The way we watch television – where, when and how – has certainly changed over the last 40 years in the UK. I am old enough to remember there being only four channels and the excitement over the launch of Channel 5 in 1997. A few years before that, Sky had introduced the “multi-channel” concept (i.e., having more channels that you could watch) and I can still feel the thrill when a satellite dish was installed outside our house and we were able to watch themed channels for the first time, including channels that showed only movies and cartoons. Sky initially offered only 20 channels but to TV viewers back then, that was a lot of TV.

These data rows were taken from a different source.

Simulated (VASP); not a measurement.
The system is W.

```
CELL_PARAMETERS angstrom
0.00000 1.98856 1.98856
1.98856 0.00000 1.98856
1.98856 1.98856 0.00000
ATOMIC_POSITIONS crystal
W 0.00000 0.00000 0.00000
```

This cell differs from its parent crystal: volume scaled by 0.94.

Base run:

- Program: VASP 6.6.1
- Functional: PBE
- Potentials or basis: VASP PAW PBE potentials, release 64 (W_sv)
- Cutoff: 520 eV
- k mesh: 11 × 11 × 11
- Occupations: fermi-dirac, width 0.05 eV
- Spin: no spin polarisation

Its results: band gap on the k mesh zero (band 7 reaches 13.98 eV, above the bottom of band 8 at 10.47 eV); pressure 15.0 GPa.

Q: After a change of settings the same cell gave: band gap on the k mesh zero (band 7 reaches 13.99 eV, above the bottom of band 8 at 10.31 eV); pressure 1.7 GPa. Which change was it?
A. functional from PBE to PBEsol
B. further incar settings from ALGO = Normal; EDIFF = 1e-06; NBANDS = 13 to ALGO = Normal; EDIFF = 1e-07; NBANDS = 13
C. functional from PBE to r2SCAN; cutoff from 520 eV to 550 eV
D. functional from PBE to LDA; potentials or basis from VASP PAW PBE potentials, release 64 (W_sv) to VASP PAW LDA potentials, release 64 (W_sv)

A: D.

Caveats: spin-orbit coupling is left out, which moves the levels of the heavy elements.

Cable TV came to our neighbourhood in the late 90s and our family switched to Cable and Wireless. I loved the way we could have the cable channels in every room in the house just for £5 extra more per room and the way that the signal was not affected by the weather. Cable and Wireless later merged with NTL which in turn was acquired by Virgin Media in 2006.
Being the geek that I was, I also tried the alternatives to Sky and cable. There were companies who offered pay channels without the need for satellite or cable, but by using an existing TV aerial. ONDigital was the first to offer such a service, later rebranded as ITV Digital. The service did not take off and was replaced by Freeview which offered extra channels for free – via a special box and aerial. Freeview was a success – the idea of a one-off payment for a box for a bunch of free channels had plenty of appeal. Top Up TV emerged in 2004. It was essentially a Freeview box with the option to add paid channels and a video-on-demand service. It lasted until 2013.
The world of TV changed even more with the advent of the internet. The terrestrial channels, beginning with the BBC, started to offer access to their programmes online. Netflix and other streaming services were introduced. People were no longer at the mercy of TV schedules. Viewers could watch their favourite shows when it suited them. The idea of “binge watching” was born when someone can watch a season of his favourite show in one sitting.
This is how I watch my shows now: online. In the 80s, the UK would get the watch American shows several months after they had been broadcast in the US. But now, the whole world can watch the same episode at around the same time. Access to television shows is immediate and on demand. Waiting is obsolete. Watching TV has become a universal experience.